The Centre is a twenty bed unit managed by Salford City Council’s Children’s Services. It sets out to care for young people in an environment that promotes their emotional wellbeing including forming positive caring relationships with staff. The Centre achieves this through promoting the principles of Every Child Matters. The standard of care and services offered at Barton Moss has been judged by OFSTED as Outstanding, the first secure care centre to be judged at this level.
In 2011 it also achieved the Youth Justice Board’s Innovations Award for our Restorative Justice programme and we have recently been the first secure care centre to gain an Artsmark Gold Award.
Michael Stewart is the Imaging Partnership practitioner who designed the photography workshop programme which was delivered as part of the summer programme over five days. There were five groups having a 50 minute session each day.
Michael takes up the story
“Our brief was to provide a fun learning experience to students as part of the centre’s summer programme. Lesson plans were created specifically for this group, to engage students and ensure there was flexibility built in to include or take out activities that were appropriate ‘on the day’ as the students have varying needs and abilities. We planned the course and presented materials in a way that would be engaging for the students given the range both age and ability in each group.
“The ages ranged from 14 – 17, although the centre takes children in the range of 10 – 17. The sessions were planned for 4 – 5 students in a group but due to extraneous reasons (visits/dental appointments and so on) there were actually between 2 and 5.”
Barton Moss is able to accommodate young people who have a range of needs including those with severe mental health problems, complex development needs, physical disabilities, who are victims of bullying or likely to be a target of aggression, emotional or physical immaturity and speech, language and communication difficulties.
“Each session included a brief recap of the previous day’s activities. I then introduced the new topic of the day with group discussion of good, bad and indifferent images shown on the whiteboard. This was helpful as it created enthusiastic discussion and demonstrated how thoughtful lighting, and being creative ‘in the moment’ created exciting outcomes. The students responded very well to this. We always had ‘how to’ demonstrations and the sessions were very practical.
“Our challenge was to make sure we were engaging and retaining the interest of students whose attitude could vary considerably from day to day. There were restrictions on activities due to the site so there was limited opportunity for landscapes and interiors.”
“From my point of view it was very pleasing to see the level of enthusiasm shown by students. They were quick to recognise when they had taken good shots and showed a real willingness to share them. Watching students grow in confidence as the course progressed was most rewarding.
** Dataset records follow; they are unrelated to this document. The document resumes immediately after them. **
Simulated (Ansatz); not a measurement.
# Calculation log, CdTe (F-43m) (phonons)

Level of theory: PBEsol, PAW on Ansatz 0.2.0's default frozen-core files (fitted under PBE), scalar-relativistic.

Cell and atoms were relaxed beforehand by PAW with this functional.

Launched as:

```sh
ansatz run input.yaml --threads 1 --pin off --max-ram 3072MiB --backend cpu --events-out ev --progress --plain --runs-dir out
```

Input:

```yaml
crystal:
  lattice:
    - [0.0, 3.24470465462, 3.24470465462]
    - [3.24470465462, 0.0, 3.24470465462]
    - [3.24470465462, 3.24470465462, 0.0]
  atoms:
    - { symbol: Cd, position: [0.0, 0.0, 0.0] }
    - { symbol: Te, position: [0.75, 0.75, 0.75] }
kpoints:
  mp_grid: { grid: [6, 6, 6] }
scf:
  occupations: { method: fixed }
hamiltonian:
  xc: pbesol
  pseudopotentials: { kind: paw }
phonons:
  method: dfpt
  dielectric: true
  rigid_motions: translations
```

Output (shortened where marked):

“There were two particular students, grouped together, who had been difficult and reluctant to get involved and had to be removed from one session, then responded brilliantly to a period of sports photography. They were asked to go outside onto the Astroturf pitch, to practice panning techniques and also to consider the problems in photographing movement. One of the boys was running around with a football, while the other was taking pictures. I was concerned that they may be more interested in kicking a ball around, but both were excited by the shots they were taking, talking about them and seeing them displayed on the whiteboard.”
“Photography is very accessible for all and is a great enabler. The majority of students responded very well throughout. One or two were more volatile personalities and consequently, their responses were governed by external factors, but being responsive to individual students and being able to devote time to them shows that even those students can be engaged under the right circumstances.
“My experiences during this week highlight that photography is a very democratic process. Regardless of ability, all students are able to achieve success with a little guidance.
“Most students had at least familiar with using compact cameras, so a brief introduction to the layout was all that was required. All were confidently making successful shots from the first session onwards. All students responded particularly well to praise!”